The Joke, as I argued last time , is, not merely an analogy, but an illustration. To remind you, let me take this simple example from the jokebook for children, the Oxfam Crack-a-Joke book:

What's the fastest thing in the world?
Milk - because it's past your eyes before you see it.

The portion of the non-epistemic over which rival gestalts will play - in this case from the auditory field - is the sound sequence 'past your eyes', which could easily be described by the acoustic physicist in terms of a sequence of frequency and volume changes, a variation of intensities, such as shown on spectrograms of speech. In itself it contains no information. Indeed, if it were recorded and the portion of the tape containing it were cut out and inserted into a tape-recording of, say, the noise of sea-waves breaking, there would be no recognition of it as words at all. But here we have two sets of clues from the past which change its meaning depending which is regarded as salient. Here is a diagram which might help to make it clear:

Diagram as described in text

You will notice the similarity to Gombrich's diagram, in that there is a portion of the field over which different gestalts may range, and there are two sets of clues, from the past which induce rival readings of that portion the first clue being 'What is the fastest thing in the world?', which induces the meaning 'past your eyes', and the second clue being the frame 'It's ... before you see it.' The order in which the clues and the non-epistemic element appear may vary, for there are jokes in which we are first given the two clues and then the non-epistemic element over which the interpretations range.

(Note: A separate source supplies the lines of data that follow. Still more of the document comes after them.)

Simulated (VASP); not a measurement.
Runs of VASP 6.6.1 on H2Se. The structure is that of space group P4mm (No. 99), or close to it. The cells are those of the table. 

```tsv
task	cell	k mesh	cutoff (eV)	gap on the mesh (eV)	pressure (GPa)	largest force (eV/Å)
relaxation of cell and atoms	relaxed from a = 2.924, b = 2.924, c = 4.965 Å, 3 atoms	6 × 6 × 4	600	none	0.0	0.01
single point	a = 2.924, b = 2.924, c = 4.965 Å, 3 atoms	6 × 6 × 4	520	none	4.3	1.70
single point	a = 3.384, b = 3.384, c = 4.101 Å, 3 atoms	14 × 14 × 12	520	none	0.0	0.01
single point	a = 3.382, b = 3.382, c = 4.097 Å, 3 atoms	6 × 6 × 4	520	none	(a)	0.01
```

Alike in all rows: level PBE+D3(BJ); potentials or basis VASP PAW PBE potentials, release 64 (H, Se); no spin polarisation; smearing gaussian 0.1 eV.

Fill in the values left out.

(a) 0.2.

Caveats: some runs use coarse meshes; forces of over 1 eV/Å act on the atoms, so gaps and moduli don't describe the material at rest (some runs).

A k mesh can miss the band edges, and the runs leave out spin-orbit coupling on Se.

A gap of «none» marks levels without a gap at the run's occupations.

All jokes without exception thus have at least five elements: the two clues, the present experience and the two interpretations for future action. I say 'at least' because there are more subtle jokes that have more clues and more interpretations. One of the Fool's jokes in King Lear has seven clues and seven different meanings that result. And, of course, it is up to the hearer to discern more still. Psychoanalysts, for example, may have heard more in that child's joke that the children heard, of milk being 'past your eyes' before you have seen it.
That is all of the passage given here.